11
Jun/25

BEWARE THE DARKNESS: THE DEATH OF RASPUTIN ON GOVERNORS ISLAND

11
Jun/25

Grigory Rasputin (Jake Ryan Lozano) charms Tzarina Alix (Zina Zinchenko) and the audience in immersive show on Governors Island (photo by Maria Baranova)

THE DEATH OF RASPUTIN
Governors Island
The Arts Center at Governors Island (LMCC Building 110)
Thursday – Sunday through June 28, $44-$250
www.deathofrasputin.com

“Hail, all that is light,” Father Grigory Rasputin (Jake Ryan Lozano) says amid all the darkness in The Death of Rasputin.

Theater collective Artemis Is Burning places the audience right in the middle of the mysterious story of the real-life infamous Russian mystic in the immersive experience, running at LMCC’s Arts Center at Governors Island through June 28.

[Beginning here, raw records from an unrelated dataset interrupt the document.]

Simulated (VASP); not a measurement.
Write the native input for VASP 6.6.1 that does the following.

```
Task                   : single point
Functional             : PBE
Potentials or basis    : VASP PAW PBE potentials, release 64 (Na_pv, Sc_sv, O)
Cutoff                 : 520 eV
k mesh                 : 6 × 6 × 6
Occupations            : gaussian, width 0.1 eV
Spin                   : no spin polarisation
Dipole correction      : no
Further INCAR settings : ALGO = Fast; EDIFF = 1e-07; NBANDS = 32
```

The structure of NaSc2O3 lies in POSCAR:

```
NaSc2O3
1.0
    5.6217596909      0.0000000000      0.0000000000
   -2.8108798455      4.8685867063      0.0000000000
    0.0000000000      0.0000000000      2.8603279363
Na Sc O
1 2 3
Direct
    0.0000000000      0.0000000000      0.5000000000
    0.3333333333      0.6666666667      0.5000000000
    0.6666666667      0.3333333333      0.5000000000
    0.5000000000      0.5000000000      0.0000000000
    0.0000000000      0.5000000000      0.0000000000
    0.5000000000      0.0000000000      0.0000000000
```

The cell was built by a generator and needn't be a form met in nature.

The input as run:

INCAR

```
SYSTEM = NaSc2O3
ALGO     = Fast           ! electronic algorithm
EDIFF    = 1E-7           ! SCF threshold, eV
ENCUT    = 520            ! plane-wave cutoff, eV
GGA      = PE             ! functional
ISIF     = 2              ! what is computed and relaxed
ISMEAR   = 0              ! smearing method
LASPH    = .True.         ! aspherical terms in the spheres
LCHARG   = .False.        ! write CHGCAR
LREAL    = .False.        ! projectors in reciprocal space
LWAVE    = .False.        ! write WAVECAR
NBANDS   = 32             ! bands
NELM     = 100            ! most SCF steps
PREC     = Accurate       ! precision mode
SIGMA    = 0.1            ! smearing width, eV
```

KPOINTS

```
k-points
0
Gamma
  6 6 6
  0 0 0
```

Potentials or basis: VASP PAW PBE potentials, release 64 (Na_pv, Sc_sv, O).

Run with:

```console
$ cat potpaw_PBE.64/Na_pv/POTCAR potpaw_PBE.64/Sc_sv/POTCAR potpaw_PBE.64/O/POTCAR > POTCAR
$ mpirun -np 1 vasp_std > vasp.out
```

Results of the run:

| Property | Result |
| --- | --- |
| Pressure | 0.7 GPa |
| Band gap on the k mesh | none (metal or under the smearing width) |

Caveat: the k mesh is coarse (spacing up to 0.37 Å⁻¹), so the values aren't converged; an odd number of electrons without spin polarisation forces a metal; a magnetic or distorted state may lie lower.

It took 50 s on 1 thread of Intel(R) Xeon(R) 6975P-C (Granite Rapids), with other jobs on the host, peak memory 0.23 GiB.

Born a peasant in Siberia in January 1869, Grigory Rasputin became a wandering monk who managed to embed himself with the Romanov royal family for more than a decade, having a major impact on the Russian empire. The seventy-five-minute show is set in 1916 in St. Petersburg, where Rasputin (Jake Ryan Lozano) is treating the young son of Tzar Nicholas II (Audrey Tchoukoua) and his wife, the Tzarina Alix (Zina Zinchenko). While part of Russia considers Rasputin a saint, others believe he is a dangerous heretic.

Audience members, who are strongly encouraged to dress in black to maintain an eerie, dark atmosphere, go from room to room, following either specific characters or plot threads. The narrative unfolds in twenty-one scenes over eleven acts, and it is impossible to see it all; be prepared to be involved in one room while hearing screaming, shouting, singing, and other sounds from other spaces, but that’s fine. As in the immersive-theater standard-bearer, Sleep No More, everyone comes together for the grand finale.

As you go from Rasputin’s apartment, Katya’s Bar, and the palace to a study, a military tent, and a foreboding dungeon, you’ll meet such fictional and real characters as Dread Uncle Duke Nikolai Nikolavich (Louis Butelli), the commander of the Russian military, who is planning on assassinating Rasputin; wealthy heir Felix Yusupov (Adam Griffith), who has returned to Russia after a year away and is immediately repelled by Rasputin while also falling for bar owner Katarina (Ginger Kearns); Olga Lohktina (Manatsu Tanaka), Dread Uncle’s wife who worships Rasputin; palace maid Petra (Lucy York Struever), who is a spy for the revolution, sending secret messages via radio transmission with bartender Fyodor (Cashton Rehklau); and Father Iliodor (Tim Creavin), who quickly realizes it will take more than prayer to bring Rasputin down.

Eulyn Colette Hufkie’s period costumes range from lush and elegant to wild and natty, with moody, often reddish lighting by Devin Cameron and cacophonic sound by Stephen Dobbie. Lili Teplan’s sets are intricately designed, many with chairs and couches; the choreography, which has to work around the unpredictable audience with care, is by James Finnemore.

Creator and coirector Ashley Brett Chipman, creative producer and codirector Hope Youngblood, cowriter and assistant artistic director Julia Sharpe, and cowriter David Campbell always have something going on — be prepared to grab a cord and chant, read through desk diaries (“Whenever I dream there is blood.”), hold Father Iliodor’s hands in solemn prayer, or pour drinks for the Tzar and Tazarina. And don’t pull out your cellphone; there is no photography or video — you’re required to put a privacy sticker over the lens of your phone — and checking messages would affect the ensemble and the audience, since everyone is so close together.

Lozano is ferociously energetic as Rasputin, a role previously portrayed by such actors as John Belushi on Saturday Night Live, Rhys Ifans in The King’s Man, Lionel Barrymore in Rasputin and the Empress, and Christopher Lee in the 1966 Hammer horror film The Mad Monk. Tanaka is hypnotic as Lohktina, and Creavin is steadfast as Father Iliodor.

As with all such immersive shows (Then She Fell, The Grand Paradise, Empire Travel Agency), the more you put into it, the more you’ll get out of it. And, as in real life, be careful where you put your trust and faith.